What is special about August Pauli’s biography compared to that of Hermann Heisler is that he saw himself as able to re-enter the church ministry after a four-year break. In Bavaria, the church did not accept this’ heretic.’ Still in office in Munich was president Bezzel, with whom Friedrich Rittelmeyer had had harrowing experiences.

August Pauli became pastor on the ridge of the Thuringian Forest in Schmiedefeld near Wallendorf. He had also married there at the beginning of August 1914. Despite 4000 members, there was no ‘proper’ congregation among the poor farmers and workers in that harsh climate. People were more or less socialist; there was no religion. On Christmas Day, there was finally time to slaughter a pig; the church was empty – so empty that sometimes no sermon had to be preached. This changed abruptly with the outbreak of the First World War. The church was overflowing, and field services had to be held. Every man wanted to take communion once more – or for the first time – before enlisting: a field of work “calling for a heathen mission.”

From 1916 to 1918, August Pauli worked as a pastor in Weißenfels an der Saale, the place where Novalis died. There, too, his experiences with the Thuringian-Saxon population were not much different from those in Schmiedefeld. He had to administer a “pastoral parish with about 12,000 souls”. There were too many outer obligations, for example, funerals. “I was curious myself when I stepped up to a new grave, what I would say again.” “I had to tell myself that a church that makes its servants accept such things is itself contributing to the complete devaluation of its sacred acts.”
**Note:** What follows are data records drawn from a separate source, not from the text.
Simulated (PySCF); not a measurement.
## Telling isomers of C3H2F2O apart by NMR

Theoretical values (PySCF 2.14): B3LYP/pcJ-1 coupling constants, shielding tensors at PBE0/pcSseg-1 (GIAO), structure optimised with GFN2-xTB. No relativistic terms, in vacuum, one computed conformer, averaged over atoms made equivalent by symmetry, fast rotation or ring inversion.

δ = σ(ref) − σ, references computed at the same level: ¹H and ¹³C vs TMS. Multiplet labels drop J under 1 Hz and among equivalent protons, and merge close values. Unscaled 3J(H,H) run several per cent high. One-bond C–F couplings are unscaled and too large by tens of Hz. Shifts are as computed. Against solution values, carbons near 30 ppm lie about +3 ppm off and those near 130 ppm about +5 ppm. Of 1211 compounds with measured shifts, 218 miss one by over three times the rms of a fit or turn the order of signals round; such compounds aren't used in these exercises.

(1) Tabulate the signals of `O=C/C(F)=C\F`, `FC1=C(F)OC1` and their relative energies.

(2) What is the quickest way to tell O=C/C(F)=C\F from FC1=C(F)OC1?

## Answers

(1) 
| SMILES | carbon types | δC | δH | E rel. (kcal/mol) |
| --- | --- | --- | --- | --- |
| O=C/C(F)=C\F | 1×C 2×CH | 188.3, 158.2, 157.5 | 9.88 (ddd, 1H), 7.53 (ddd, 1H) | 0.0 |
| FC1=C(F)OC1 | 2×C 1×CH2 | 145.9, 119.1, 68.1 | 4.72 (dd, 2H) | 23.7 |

But the political orientation of the church was also intolerable to August Pauli. On the birthday of the emperor (January 27, 1918), the superintendent held the sermon with the theme: “The Hohenzollerns are given to us by God for wisdom and for justice and for sanctification and for salvation.” So his friend Christian Geyer’s offer to take up a pastorate in Nürnberg fell on good ground. But the church leadership did not want to see him in Nürnberg. So he went to Regensburg (December 1918). Even though the people in this southern German city were more accessible and open, church life again shaped itself in the old traditional forms. “I was obviously not yet in the right stream.” In 1921/22, the ‘Leimbach case’ occurred in the Bavarian Regional Church. Pastor Leimbach in Öttingen was a militant advocate of a radical-modern theology. Bavaria’s pastors were divided over him when he was to be suspended. Dr. Christian Geyer, at the head of about fifty modern-minded colleagues, took a six-month leave of absence. In view of the founding of The Christian Community, which Geyer helped to prepare, he hoped to be expelled from the church. This did not happen, and Geyer travelled back to Ansbach to the General Synod instead of Breitbrunn and Dornach.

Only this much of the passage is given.